Everything You Need To Know About 529 College Savings Accounts

By Michael Diaz. May 7th 2016

Thinking about how to finance your child’s college education can be daunting. Steadily increasing tuition costs coupled with interest rates that are at all-time lows creates a bleak outlook for many working class parents hoping to afford college tuition for their children. The good news, however, is that with a little research and some prudent planning, saving for your child’s educational future is easier than you might think. One of the best ways to make sure that you can afford sending your child to the college of their choice is to open a college savings account.

While simple saving accounts and brokerage accounts are both plausible vehicles for investment, there are several special investment vehicles specifically tailored for investment in college education. Let’s look at two of the most popular vehicles.

529 College Savings Plans

A 529 college savings plan is an investment vehicle operated by a state or educational institution which allows you to set aside money to pay for your child’s future college costs. Money placed into the 529 savings account is used to invest in mutual funds and other investments. Like a 401k, you can make periodic contributions to the account.

Over time, the earnings from these investments will grow into what should be a significant amount of money to use towards the costs of your child’s college education. Similar to a 401k, 529 college savings plans allow you to choose the types of investments for the account. Remember that riskier investments can lead to investment losses. Therefore, it is important to make sure that your investments are diversified across different risk categories. Make sure to have a broad mix of stocks, bonds and mutual funds in your portfolio.

It is also important to decrease your investment risk over time. This is because you will not be able to easily recover from investment losses that occur right before your child starts college. Many 529 savings plans allow you to choose an investment strategy which starts out aggressive when your child is young and becomes more conservative as your child nears college age.

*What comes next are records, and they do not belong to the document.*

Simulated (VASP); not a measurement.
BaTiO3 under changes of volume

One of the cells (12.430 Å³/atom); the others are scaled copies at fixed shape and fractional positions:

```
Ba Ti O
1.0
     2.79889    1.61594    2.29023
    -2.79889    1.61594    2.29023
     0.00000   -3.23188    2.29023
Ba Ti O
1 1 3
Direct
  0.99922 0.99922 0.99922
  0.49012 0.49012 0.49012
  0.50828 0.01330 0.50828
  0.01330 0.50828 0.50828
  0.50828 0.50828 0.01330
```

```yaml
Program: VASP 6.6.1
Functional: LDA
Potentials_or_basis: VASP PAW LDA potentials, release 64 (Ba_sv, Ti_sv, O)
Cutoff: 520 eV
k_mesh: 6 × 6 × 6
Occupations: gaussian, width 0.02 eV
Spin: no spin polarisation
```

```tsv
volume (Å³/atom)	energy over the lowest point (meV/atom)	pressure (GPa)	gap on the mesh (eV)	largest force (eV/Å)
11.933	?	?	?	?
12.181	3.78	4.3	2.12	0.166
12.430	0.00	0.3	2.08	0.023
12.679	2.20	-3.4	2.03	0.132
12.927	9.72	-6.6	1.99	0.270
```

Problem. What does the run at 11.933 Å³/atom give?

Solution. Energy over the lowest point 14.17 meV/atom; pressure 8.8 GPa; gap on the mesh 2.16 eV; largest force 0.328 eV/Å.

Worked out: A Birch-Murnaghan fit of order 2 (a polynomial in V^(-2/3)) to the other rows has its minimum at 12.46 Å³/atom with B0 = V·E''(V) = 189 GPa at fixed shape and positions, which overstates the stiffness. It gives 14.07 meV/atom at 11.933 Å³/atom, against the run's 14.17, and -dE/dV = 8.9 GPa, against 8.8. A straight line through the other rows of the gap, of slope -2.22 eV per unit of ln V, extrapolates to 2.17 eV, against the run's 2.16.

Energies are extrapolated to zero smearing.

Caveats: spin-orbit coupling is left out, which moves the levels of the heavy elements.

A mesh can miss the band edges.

The major benefit of a 529 college savings plan is that the investment earnings are not taxed as long as they are used to pay for college tuition, room and board, or other college related expenses. Keep in mind that the contributions to the account are often taxable.

Additionally, unlike 529 prepaid plans, the money in your 529 savings account can be used towards paying the expenses of any college or university nationwide.


The major drawback of the 529 savings plan is that you have no safeguard against losing money on your investments. Therefore, if you select high risk investments, you can potentially lose money and reduce your savings progress.

How to Enroll

Since almost every state has at least one 529 college savings plan, you need to decide which plan you want to enroll in. Note that you do not need to live in the state to choose that state’s plan. Because the plans vary by state, it is advisable to compare the plans to see which one best meets your financial goals. Some state plans offer different tax advantages than others. There are two ways to enroll in a plan. The first is directly with the plan administrator. The second way is through a financial adviser.

529 Prepaid Tuition Plans

A 529 prepaid tuition plan allows you to lock in all or part of the cost of future college tuition at today’s price. Prepaid plans allow you to purchase all or part of the future tuition costs at current day prices. For example, you can purchase half a year’s tuition at a state college and the prepaid plan will guarantee that your investment will pay for half a year’s tuition.

There are two types of prepaid plans:

  • The first is the prepaid unit plan which sells units that represent a fixed percentage of a year’s college tuition. One unit is typically worth 1-percent of one year’s tuition. You can buy as many units as you want each year, but you should keep in mind that the price of each unit typically increases each year.
  • The second prepaid plan is the contracts plan. Under this plan, you can buy a contract which promises that you will pay for a specified number of years of tuition. The price of the contract depends on the age of your child and your selected payment schedule. Contracts are typically cheaper for younger children and when paid in one lump sum.


The major benefit of the 529 prepaid tuition plan is that it allows you to pay today’s prices for future college tuition costs. Usually, the state that administers the plan will guarantee that you will receive the agreed upon cost of tuition. Since the costs of tuition have steadily risen over time, the prepaid plan can save you a significant amount of money.

Prepaid plans are exempt from federal income tax and are often exempt from state and local taxes as well. Some state’s offer full or partial tax deductions for contributions made to the plan.


The drawback of the prepaid plan is its lack of flexibility. Prepaid plans can generally only be used for public universities and colleges within the state that the plan is opened in. While some plans allow you to use the funds towards private or out of state institutions, they can penalize you for doing this. Additionally, prepaid plans typically only cover the costs of tuition and cannot be used toward room and board and other college expenses.

How to Enroll

Unlike a 529 savings plan, not every state offers a prepaid plan. Additionally, in most cases, you can only enroll in your own state’s plan. You can enroll in a prepaid plan directly through the state that offers it or through an investment adviser.